Mind The Gap issue two cements that there is the unknown element that was present in the first, and is in no hurry to explain that. I like this.
Esquejo and Oback bring a clean, less realistic, Larroca-like look to McCann’s script with a keen eye for facial ticks. I’m not sure if there’s photo reference in play here (or all the time, if it *is* in use) but the ability of the art team to allow us to connect to the cast is fantastic. Their use of clean lines throughout, and there’s barely any more detail than there needs to be, but this is not an issue here, as you don’t feel that there needs to be. My reasoning behind that sentence is that sometimes with low detailed work it can be a speed choice as well as a stylistic choice. Here I don’t feel like it is for speed, but I do sometimes like me a naughty bit of background detail.
McCann’s script is tight, never dwelling on a scene too long, and providing some great one liners. I can’t see people complaining about hackneyed characterisations of particular groups, but then we all have our individual view points. I do like the natural humour that resides in every character, though. I think that it very much assists with readers empathy and perception of what is going on with a given individual. We do all have this, to some degree, and it’s something that canny writers (most notably Brian Michael Bendis) bring to their work with relative frequency.
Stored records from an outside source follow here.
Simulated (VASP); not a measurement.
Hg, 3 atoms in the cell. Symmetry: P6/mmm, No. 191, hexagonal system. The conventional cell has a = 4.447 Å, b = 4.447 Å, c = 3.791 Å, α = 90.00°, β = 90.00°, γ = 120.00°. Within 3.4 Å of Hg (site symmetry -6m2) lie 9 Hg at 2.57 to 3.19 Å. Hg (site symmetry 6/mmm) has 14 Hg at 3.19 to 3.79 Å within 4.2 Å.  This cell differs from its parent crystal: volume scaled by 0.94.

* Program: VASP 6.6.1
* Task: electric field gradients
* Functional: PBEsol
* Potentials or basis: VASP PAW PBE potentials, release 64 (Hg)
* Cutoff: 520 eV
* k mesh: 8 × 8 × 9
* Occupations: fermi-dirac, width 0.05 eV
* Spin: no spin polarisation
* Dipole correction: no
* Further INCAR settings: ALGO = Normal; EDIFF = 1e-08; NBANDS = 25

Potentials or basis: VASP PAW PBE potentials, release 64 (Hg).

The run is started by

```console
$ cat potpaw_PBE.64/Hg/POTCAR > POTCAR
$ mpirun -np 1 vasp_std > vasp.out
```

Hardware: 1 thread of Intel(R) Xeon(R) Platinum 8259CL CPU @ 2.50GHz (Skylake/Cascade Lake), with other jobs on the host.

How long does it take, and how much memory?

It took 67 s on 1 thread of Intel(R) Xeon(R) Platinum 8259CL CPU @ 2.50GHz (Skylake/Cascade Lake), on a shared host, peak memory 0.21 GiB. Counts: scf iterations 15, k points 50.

Perhaps that’s the key to how this comic book flows so well, because it all feels natural and easy. We’re absolutely fine with whatever dance the team wants to lead us on. An eager, anxious reader might not stick around three issues in to a new book with only the slightest glimpse of the truth. However, here, I think that they would (or at the very least, should) stick around, there is enough of a hook with the characters and the subtle hints at what’s going on. Hopefully what I’m saying here isn’t just a vague comment on shortening attention spans, though.
Focus in issue two is split pretty evenly between Elle and the Dotective/Detoctor team. Wallace and Gellar’s marriage is treated with respect which is nice as there’s scope for lesser writers to make things more hokey, or even insulting.
On the first page you get those clean lines from the off. Accentuated by the borderless panels it does make this book look and feel just a little different.
One problem that I’ve found since I started reviewing is that I notice things on re-read that I hadn’t before. Check out the first panels on page one. Read quickly it actually seems fine (and it really isn’t a big deal … ) but, reading it over again it does seem like the “Freeze!” came at the wrong point. I feel like Gellar wouldn’t have been so surprised with the buildup that it had, where as a person bursting in and shouting “FREEZE!” would kind of shock a person. It’s really fine as is, but I just noticed it and it niggled me slightly was all, and the natural character points I mentioned earlier are on show here.
To briefly go back to the design of the panels and the book: I do find a sharp difference with the design choice of the borderless panel with the London Transport ident on the chapter names. Without meaning to sound horrible, I think that it jars a little.
I like “Mind The Gap” a lot. It’s fresh, funny and fearless. I like it more than I did “the unwritten” at this point, perhaps without the confidence of success you might have in a Harry Potter analogue. Issue two is a strong four out of five, and I really think that this book should be on your monthly pull.